Toward a Saner Sports Media Culture

About fifteen minutes from now, my Giants will take the field against the Redskins. The Giants are coming off a bye week (in which they somehow managed to trail by 10 going into the fourth quarter), so the big story leading up to the game has to do with the always-volatile Jeremy Shockey, who popped off after a bad loss at Seattle, and said the team was outcoached.

This has led to a lot of hand-wringing about whether the team is in crisis, or whether Tom Coughlin should bench Shockey, and the sports pundits have had a field day analyzing every aspect of the story. The consensus seems to be that Shockey is a Bad Person for running down his coach in the media.

Of course, that sort of misses the real source of the problem: If there hadn’t been a camera crew in the locker room after the game, he wouldn’t’ve had the chance to pop off. If ESPN and Fox and CBS and the rest of the sports media hadn’t played the clip 10,000 times, it wouldn’t’ve been a problem.

Much as I enjoy some of these shows– Pardon the Interruption in particular– there’s a level of hypocrisy in sports punditry that I find really distasteful. We’ve created a situation where athletes are played vast sums of money, and placed under huge pressure to win games, and expected to live and die with every play. And yet, when they get emotionally involved in the outcome and vent after the game, it becomes a huge issue, and they get berated for being poor sports.

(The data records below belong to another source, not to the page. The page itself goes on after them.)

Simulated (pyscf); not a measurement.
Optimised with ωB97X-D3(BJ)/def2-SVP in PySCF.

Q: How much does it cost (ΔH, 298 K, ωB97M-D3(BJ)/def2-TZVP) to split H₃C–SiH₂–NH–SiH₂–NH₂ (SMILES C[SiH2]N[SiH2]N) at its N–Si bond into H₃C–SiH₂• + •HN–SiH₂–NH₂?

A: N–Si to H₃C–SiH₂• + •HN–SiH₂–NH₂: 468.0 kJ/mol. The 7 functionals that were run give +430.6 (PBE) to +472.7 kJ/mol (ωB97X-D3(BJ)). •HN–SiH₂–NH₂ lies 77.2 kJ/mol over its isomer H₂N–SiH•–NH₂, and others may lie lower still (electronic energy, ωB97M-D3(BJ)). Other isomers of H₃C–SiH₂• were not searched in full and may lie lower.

Now, Shockey isn’t blameless– only the presence of Plaxico Burress keeps him from being the biggest knucklehead in a New York uniform– but there’s an easy solution to the problem of players saying stupid things immediately after the game: Don’t interview them immediately after the game. Keep the camera crews outside, and give them a chance to cool off. And if they still pop off, cut them some slack. When a player says “Write that down,” don’t– he’s just venting, and whatever he just said isn’t worth repeating.

If you’re going to have millions of dollars riding on the outcome of a football game, the people playing the game are going to get a little wrapped up in the whole thing. What Shockey said was actually milder than what most Giants fans were saying in bars and living rooms all over the country at that same moment. The only difference was that somebody got him on tape, and put it on tv.

2 thoughts on “Toward a Saner Sports Media Culture

  1. Have you considered the possibility that most of these “controversies” are about as real as the “conflicts” between contestants on reality TV shows?

  2. No, the only difference is that Shockey works for the guy, and all the fans in bars don’t. Telling reporters not to cover it when players say stupid things isn’t exactly a likely happening.